Roxanne & Antonio Reveal How They Decided On Their Ultimatum Ending
They really went back and forth a lot.
Spoiler alert: This post discusses events from The Ultimatum Season 2 finale.
All of the couples on Season 2 of The Ultimatum were on shaky ground when it came to marriage, but Roxanne and Antonio took the cake. From the very beginning, she made it clear that she didn’t believe in marriage at all. Beyond that, she also didn’t see Antonio as an adequate life partner, criticizing his lack of career ambition in comparison to hers. But despite their issues, Roxanne surprisingly said yes to Antonio’s proposal in the end. The couple is still engaged after the show, and now they are opening up to Elite Daily about why they decided to give marriage a shot, even if it’s something viewers didn’t see coming for them.
Both Roxanne and Antonio agree that the biggest reason they went through with the engagement was due to changes Roxanne had made in herself during The Ultimatum. Initially, the entrepreneur was laser-focused on career and finances, which were areas Antonio lacked. But over time, she realized that she had to shift her mindset.
“It really just had to do with self-reflection. It was me changing,” Roxanne says. “There was no way he could have changed his career or anything at that point in time. There was nothing he could really do to make me say, ‘Now he’s the one.’ It was more me having to tell myself, ‘He is the one. I do want to be with him, because I'm changing.’”

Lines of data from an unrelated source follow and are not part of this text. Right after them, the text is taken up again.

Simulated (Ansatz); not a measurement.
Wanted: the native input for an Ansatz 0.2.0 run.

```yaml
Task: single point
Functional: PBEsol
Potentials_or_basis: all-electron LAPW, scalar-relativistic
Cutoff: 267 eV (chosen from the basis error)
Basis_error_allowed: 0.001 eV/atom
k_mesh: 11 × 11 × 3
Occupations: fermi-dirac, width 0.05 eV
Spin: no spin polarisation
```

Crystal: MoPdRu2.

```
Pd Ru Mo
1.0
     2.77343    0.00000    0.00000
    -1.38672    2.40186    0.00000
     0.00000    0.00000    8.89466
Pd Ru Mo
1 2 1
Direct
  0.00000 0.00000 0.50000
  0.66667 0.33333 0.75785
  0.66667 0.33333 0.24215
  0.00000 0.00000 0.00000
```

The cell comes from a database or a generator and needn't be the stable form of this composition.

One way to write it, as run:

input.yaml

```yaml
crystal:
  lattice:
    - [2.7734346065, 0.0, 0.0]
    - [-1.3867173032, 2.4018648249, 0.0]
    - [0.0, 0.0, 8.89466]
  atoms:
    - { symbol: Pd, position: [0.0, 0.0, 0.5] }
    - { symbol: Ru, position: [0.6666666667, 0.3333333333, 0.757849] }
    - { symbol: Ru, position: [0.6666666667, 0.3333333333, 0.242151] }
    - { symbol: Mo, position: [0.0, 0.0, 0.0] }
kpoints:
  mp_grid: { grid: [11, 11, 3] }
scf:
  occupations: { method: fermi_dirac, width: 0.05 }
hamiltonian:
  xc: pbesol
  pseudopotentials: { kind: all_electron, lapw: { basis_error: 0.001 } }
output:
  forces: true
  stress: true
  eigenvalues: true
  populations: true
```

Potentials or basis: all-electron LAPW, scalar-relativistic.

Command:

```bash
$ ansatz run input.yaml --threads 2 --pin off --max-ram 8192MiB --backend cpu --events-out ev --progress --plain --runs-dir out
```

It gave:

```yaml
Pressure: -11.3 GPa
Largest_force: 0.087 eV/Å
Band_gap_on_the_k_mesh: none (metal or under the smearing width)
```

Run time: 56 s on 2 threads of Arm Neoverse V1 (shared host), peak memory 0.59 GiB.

After the show, Antonio announced a career change on Instagram, revealing he’s in the process of franchising his own car detailing shop.
“Now he has changed, I think, because I've chosen him,” Roxanne continues. “It kind of all fits together weirdly. Love's weird.”
Antonio agrees that Roxanne’s personal growth is what made their engagement possible. “It was her letting go and being OK with not being in control of everything,” he says. “She gets anxious about things she can't control, and I think she's finally gotten to the point where she trusts me to just kind of be the leader in the relationship.”